Most RAG discussions go straight to retrieval.

Vector database. Embedding model. Chunk size. Top k. Reranking. Hybrid search.

All of that is important.

Bad retrieval will break the system.

But once RAG leaves the demo, retrieval gets too much attention.

A lot of production RAG fails before retrieval. Some fails after retrieval. And some fails because nobody can tell what actually broke.

The system found a chunk but the chunk was damaged during ingestion.

The system had the latest policy in the source system but the index still had the old policy.

The system retrieved the right context but the model used it in the wrong way.

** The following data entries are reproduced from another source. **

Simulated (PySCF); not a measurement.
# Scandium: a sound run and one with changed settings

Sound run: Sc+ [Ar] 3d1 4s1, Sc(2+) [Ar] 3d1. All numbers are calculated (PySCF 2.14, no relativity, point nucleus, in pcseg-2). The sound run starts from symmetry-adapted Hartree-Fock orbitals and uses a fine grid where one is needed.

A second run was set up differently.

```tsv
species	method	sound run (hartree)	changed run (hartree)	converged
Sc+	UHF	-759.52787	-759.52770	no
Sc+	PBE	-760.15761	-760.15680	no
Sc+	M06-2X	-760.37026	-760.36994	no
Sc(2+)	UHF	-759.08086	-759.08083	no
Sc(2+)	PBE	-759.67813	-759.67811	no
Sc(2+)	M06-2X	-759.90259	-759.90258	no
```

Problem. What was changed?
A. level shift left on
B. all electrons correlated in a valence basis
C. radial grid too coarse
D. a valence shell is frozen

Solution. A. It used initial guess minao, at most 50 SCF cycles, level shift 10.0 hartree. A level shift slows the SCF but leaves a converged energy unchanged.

The system looked better in a demo but regressed on real questions nobody had tested.

That is why production RAG is mostly not about retrieval.

Retrieval is one part. The real work is around it.

The hard parts are the things around retrieval: ingestion, data lifecycle, generation control and evaluation.

What ingestion destroys, retrieval cannot recover

Ingestion decides what meaning survives into the model’s context. Retrieval can only search what ingestion preserved.

This is where many RAG systems start breaking.

Not at the vector database. Not at top k. Not at the prompt.

Much earier, At ingestion.

Most teams treat ingestion like a setup task.

Parse the docs. Split them into chunks. Create embeddings. Store them somewhere.

Done.

But ingestion is not just a setup task.

It is where the original document becomes the version the model actually sees.

If the document had meaning in tables, headings, layout, hierarchy, code blocks or surrounding context, ingestion either keeps that meaning or destroys it.

A simple example.

User asks:

Does the Enterprise plan support audit log export?

The source document has a feature comparison table:

FeatureStarterProEnterprise
Audit log exportNoNoYes
SSONoYesYes
Data retention30 days90 daysCustom

The answer is obvious.

Enterprise supports audit log export.

Retrieval may even find the right page. So from outside, the system looks fine.

But during ingestion, the table gets flattened into this:

Audit log export No No Yes SSO No Yes Yes Data retention 30 days 90 days Custom

Now the chunk still looks relevant.

It has “audit log export.” It has “Enterprise.” It has “Yes.”

But the relationship is damaged.

Which “Yes” belongs to which plan? Which value belongs to which feature? Where did the column headers go?

The model is now trying to reconstruct structure that the ingestion pipeline already threw away.

And this is the trap.

People will debug retrieval.

Maybe the embedding model is weak. Maybe top k should be higher. Maybe reranking is needed. Maybe the prompt should say “answer only from context” more strongly.

But the real bug happened before all of that.

The system found the right document.

It just found a broken version of the document.

A better embedding model cannot recover missing column headers. A reranker cannot restore broken table structure. A stricter prompt cannot bring back relationships that were removed from the chunk.

The information may exist in the original doc but it no longer exists in the form the model receives.

This is not a small edge case. Even if 20% of your important answers depend on structure, naive ingestion can silently cap answer quality before retrieval even runs.

Tables are only one version of the problem. The same thing happens with API docs, where a parameter gets separated from the description that explains it. With policy docs, where the exception ends up in a different chunk from the rule. With code examples, where the explanation gets split away from the code it was explaining.

The source document had meaning. The ingested chunk lost it.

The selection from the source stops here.